LMAX Exchange - unique vision for global FX

LMAX Exchange

Continuing on from my last post, here we’ll be looking at flags used to control the C2 or server compiler of the Hotspot JVM.

In writing this article, I discovered that the C2 compiler flags did not operate as I expected, and I’ve drawn some possibly incorrect conclusions about how to achieve the required effects. Any enlightenment from those in the know would be welcomed…

Configuration

In order to reduce the noise created in the compilation logs, we’ll be disabling tiered compilation so that only the server compiler will be used. This is done using the following flag:

-XX:-TieredCompilation

We’ll also be producing more detailed compiler logs using:

-XX:+UnlockDiagnosticVMOptions
-XX:+LogCompilation

These flags will cause the JVM to generate a file called hotspot_<pid>.log in the current working directory, containing detailed information on the operation of the compiler.

C2 Compile Thresholds

The server compiler seems to behave in a slightly different manner to the profile-guided client compiler.
Looking at the flags related to Tier4 compilation options (Tier4 is the server compiler), we can see a similar set to those for the Tier3 thresholds described in the last post:

[mark@metal jvm-warmup-talk]$ java -XX:+PrintFlagsFinal 2>&1 | grep Tier4
     intx Tier4BackEdgeThreshold            = 40000
     intx Tier4CompileThreshold             = 15000
     intx Tier4InvocationThreshold          = 5000
     intx Tier4LoadFeedback                 = 3
     intx Tier4MinInvocationThreshold       = 600

So we might expect to be able to run the same experiments regarding the triggering of invocation, back-edge and compile thresholds.
In practice however when disabling tiered compilation, these thresholds do not seem to affect compilation in the same way as the client compiler flags. In order to control the operation of the server compiler, we need to use the following flags:

-XX:CompileThreshold
-XX:BackEdgeThreshold

For the server compiler, CompileThreshold seems to act as the invocation threshold. Setting an artificially low threshold (of -XX:CompileThreshold=200) shows this:

[mark@metal jvm-warmup-talk]$ bash ./scripts/c2-invocation-threshold.sh
LOG: Loop count is: 200
    181   75        com.epickrram.t.w.e.t.C2InvocationThresholdMain::
                            exerciseServerCompileThreshold (6 bytes)
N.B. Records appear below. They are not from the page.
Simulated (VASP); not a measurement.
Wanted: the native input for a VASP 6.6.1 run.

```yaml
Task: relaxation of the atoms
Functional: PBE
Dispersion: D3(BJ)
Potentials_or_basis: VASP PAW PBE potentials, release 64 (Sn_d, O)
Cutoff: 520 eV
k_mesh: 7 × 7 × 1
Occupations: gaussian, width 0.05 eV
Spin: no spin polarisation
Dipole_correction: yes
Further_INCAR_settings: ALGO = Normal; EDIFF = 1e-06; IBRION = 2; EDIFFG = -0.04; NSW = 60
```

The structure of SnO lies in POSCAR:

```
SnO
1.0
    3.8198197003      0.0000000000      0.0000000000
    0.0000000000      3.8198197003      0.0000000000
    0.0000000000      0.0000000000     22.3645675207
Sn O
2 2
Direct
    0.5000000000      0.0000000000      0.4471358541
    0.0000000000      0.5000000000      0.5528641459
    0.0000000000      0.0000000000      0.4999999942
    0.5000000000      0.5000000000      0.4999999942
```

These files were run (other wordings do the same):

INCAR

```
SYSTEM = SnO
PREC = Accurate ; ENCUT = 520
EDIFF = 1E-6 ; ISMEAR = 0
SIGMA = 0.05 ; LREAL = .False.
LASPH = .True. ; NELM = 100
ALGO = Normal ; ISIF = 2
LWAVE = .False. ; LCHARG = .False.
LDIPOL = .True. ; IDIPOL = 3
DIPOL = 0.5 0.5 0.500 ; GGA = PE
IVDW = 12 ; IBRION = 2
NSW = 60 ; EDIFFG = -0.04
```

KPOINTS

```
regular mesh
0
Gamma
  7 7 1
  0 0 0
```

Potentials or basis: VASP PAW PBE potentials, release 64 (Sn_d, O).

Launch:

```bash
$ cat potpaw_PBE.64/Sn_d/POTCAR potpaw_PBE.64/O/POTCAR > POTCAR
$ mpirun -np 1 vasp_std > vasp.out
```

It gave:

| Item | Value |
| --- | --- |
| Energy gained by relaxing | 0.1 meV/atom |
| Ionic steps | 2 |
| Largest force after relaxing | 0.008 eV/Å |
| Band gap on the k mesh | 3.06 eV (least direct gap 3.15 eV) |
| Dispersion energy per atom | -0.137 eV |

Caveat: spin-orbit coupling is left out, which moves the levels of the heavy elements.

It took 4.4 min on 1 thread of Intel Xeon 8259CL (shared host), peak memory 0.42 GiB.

Note that we are no longer seeing information about the tier in the PrintCompilation output. In order to confirm that the server compiler is operating here, we can look at the more detailed LogCompilation output for compile task 75:

[mark@metal jvm-warmup-talk]$ grep "id='75'" hotspot_pid31473.log
<task_queued compile_id='75'
    method='com/epickrram/talk/warmup/example/threshold/C2InvocationThresholdMain
                exerciseServerCompileThreshold (J)J'
    bytes='6' count='100' backedge_count='1' iicount='200'
    stamp='0.089' comment='count' hot_count='200'/>

<nmethod compile_id='75' compiler='C2' ...
    method='com/epickrram/talk/warmup/example/threshold/C2InvocationThresholdMain
                exerciseServerCompileThreshold (J)J'
    bytes='6' count='100' backedge_count='1' iicount='200' stamp='0.182'/>

<task compile_id='75'
    method='com/epickrram/talk/warmup/example/threshold/C2InvocationThresholdMain
                exerciseServerCompileThreshold (J)J'
    bytes='6' count='100' backedge_count='1' iicount='200' stamp='0.182'>

We can see that the compiler being used in this compile task is C2 and that the interpreter invocation count iicount is 200.

C2 BackEdge Threshold

The server compiler’s handling of loop back-edge thresholds seems to differ again from the tiered C1 flags. Using this example program we can see that an on-stack replacement is triggered when the back-edge count is 14563.
This is despite the BackEdgeThreshold flag value being set to a lower value. No amount of threshold-wrangling makes the JVM exhibit the same behaviour as the client compiler in terms of the relationship between the Tier3 InvocationThreshold, CompileThreshold and BackEdgeThreshold.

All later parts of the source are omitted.